This was it. Here we are. Our first mission was to find a Tuktuk to our couch host's place without getting ripped off (Tip: always know the market rate before getting on and if possible, load google maps to your destination and continue using the offline map) with your lost-in-transition fresh faces. Everything was amazing - the gravelled streets, unhygienic street stalls, water puddles outside the shophouses that probably breed dengue if not malaria, and motorcyclists who were ogling at us so blatantly.

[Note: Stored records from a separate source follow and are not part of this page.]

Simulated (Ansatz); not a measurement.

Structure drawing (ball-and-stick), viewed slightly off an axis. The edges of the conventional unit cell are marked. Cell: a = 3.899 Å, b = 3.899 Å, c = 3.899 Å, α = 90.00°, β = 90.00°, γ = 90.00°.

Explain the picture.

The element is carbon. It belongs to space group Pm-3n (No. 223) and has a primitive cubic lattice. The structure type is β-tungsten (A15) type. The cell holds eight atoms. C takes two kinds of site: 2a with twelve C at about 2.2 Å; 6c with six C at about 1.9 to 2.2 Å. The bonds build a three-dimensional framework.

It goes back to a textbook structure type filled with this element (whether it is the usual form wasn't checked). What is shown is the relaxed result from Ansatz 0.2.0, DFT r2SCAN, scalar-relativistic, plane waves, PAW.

I have bad omens with small lanes. It kills me slowly whenever the Tuktuk driver goes into the back alleys, just to turn around and give me the face of either legit or pseudo confusion, I am always so prepared to grab my 12 kg backpack and do a 100 m Olympic sprint. But this time, we were lucky, call it beginners' luck. While I stuck my head out of the Tuktuk's shelter to spot my host's apartment, he spotted us - as if spotting a sore eye in the 'spot the difference' game.
Dropped our backpacks and half-giggled, half-shat in our pants when we realised there was only one king sized bed. Dug within ourselves to find the purpose of our trip: see things, learn, meet new people. Reckoned worrying about sleeping space wasn't on our to-do-list, cast aside our worries for the night, for that night. Took our travel guides that Ping meticulously picked from the library and flipped through it more diligently than when we were preparing for our finals. And so, this marked the start of walking into the wrong lanes, aimless walking, throwing tantrums and loud grunting that we didn't even bother to hide.
Royal Palace
As if getting lost with an obnoxiously big map marks the start of the trip, when we got to the Royal Palace, it was closed for the day. But we did witness how the vertical rays of the evening Sun beats down on the gold pleated Royal Palace till it meets us horizontally.
Local communal style dining
We met our host for dinner and he brought us to a really local place for local delights. I enjoyed the atmosphere and the communal style; how I could cross my legs with my stinky socks just hanging above my bowl of noodles. Yums.
Day 2
Beginners' luck didn't run out, the host's place was just a few lanes away from the Tuol Sleng Genocide Museum. And yes, by feet, we got there. Well the thing about traveling in this region is that you need to be ultimate zen mode to not rip off the hair of the constant annoying Tuktuk drivers and their "Tuk Tuk. Cheap price. Where you go? It's very far!". Even after I pulled my trademark annoyed thick eyeliner face and voice of three octaves higher "no thank you. I say no!" (Tip: don't bother paying USD6 for the guide because they were merely reading off the boards but I do feel bad saying this because I mean, everyone is just trying to earn a living. BUT IF you are really doing cheap travels, these are the nitty grits that you should save on.) Seeing how positively hearty everyone in town was, it's hard to believe that behind those barbed wires laid a generation of misfortune and turmoil.
Left the place with a heavy heart and headed to Russian Market to meet my sister's ex boyfriend before making our way to Choeung Ek killing fields. Grabbed the elephant pants not because we wanted to jump on the bandwagon of being typical southeast tourists, but we needed longs to cover our sinful knees before we headed to Siem Reap and Angkor Wat the next day.
My apologies for not being able to fully express myself in words for the whole genocide museum and killing fields experience. But I think the pictures will suffice. They get to me, every single time.
Probably due to the post-examinations stress and mutated prions, I was down with sore throat and high fever even before I boarded the flight. But when panadols fail, bring out those beers. But try not to scare your host in the middle of the night; sitting upright with a pale face.